My stallion is a grullo roan, and she wants to breed to him if he is homozygous blue roan. Which I guess would be EE RR. His sire was a blue roan and his dam was a dun, so I told her it isn't possible for him to be homozygous for the roan gene. She still said it was, even with only one parent. Am I wrong here?


----------



## CheyAut (Nov 26, 2008)

You're correct. Do you know for SURE though that the sire didnt also have roan?
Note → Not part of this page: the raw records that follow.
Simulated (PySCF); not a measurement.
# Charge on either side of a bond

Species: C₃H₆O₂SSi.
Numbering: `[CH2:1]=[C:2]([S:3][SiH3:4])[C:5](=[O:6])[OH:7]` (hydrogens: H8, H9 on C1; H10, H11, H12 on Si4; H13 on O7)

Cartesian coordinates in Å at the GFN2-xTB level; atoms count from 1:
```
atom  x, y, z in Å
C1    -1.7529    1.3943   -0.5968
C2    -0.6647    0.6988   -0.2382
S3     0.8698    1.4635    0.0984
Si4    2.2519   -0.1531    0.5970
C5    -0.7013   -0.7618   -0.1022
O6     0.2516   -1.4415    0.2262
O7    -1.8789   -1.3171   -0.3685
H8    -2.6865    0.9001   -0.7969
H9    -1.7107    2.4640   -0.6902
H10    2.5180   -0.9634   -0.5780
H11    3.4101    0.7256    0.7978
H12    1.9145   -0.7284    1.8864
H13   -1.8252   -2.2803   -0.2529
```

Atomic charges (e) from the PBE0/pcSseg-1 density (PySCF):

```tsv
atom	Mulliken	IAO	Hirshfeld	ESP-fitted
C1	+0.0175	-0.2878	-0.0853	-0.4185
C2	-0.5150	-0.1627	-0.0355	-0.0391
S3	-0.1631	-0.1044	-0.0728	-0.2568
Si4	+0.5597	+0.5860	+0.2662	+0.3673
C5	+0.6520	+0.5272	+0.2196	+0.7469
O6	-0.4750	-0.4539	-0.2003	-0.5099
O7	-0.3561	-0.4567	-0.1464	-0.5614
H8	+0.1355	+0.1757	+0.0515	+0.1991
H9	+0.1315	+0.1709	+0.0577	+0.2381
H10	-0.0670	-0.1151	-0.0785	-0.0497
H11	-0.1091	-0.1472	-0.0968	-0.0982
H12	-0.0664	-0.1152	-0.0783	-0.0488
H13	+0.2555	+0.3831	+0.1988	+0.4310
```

I like the appy filly, and love her color


----------



## Phantom Legacy (Nov 27, 2009)

If you are talking about my stallion, his sire was a blue roan, and no his dam wasn't a roan either.
As for the filly, I don't think he was a roan, but it's hard to tell with him being gray.


----------



## equiniphile (Aug 16, 2009)

She is GORGEOUS. I would take her in a heartbeat. The others have pretty much covered it in the conformation and color department, just wanted to say how absolutely stunning she is!


----------



## Phantom Legacy (Nov 27, 2009)

Thank you! It is very much appreciated.


----------



## Eastowest (Mar 26, 2009)

I googled his registered name and it came up on a cached page-- the page is no longer up, but apparently the URL for the JPEG is still good-- nab it while you can as I don't know how long it will last. It was a page for "reference sires"-- apparently someone had a horse sired by him a few years back and put his pic up, but they have since updated the page and taken the photo off.


----------



## OhSoAppy (Jun 7, 2010)

She is absolutely gorgeous, I like her quite a lot!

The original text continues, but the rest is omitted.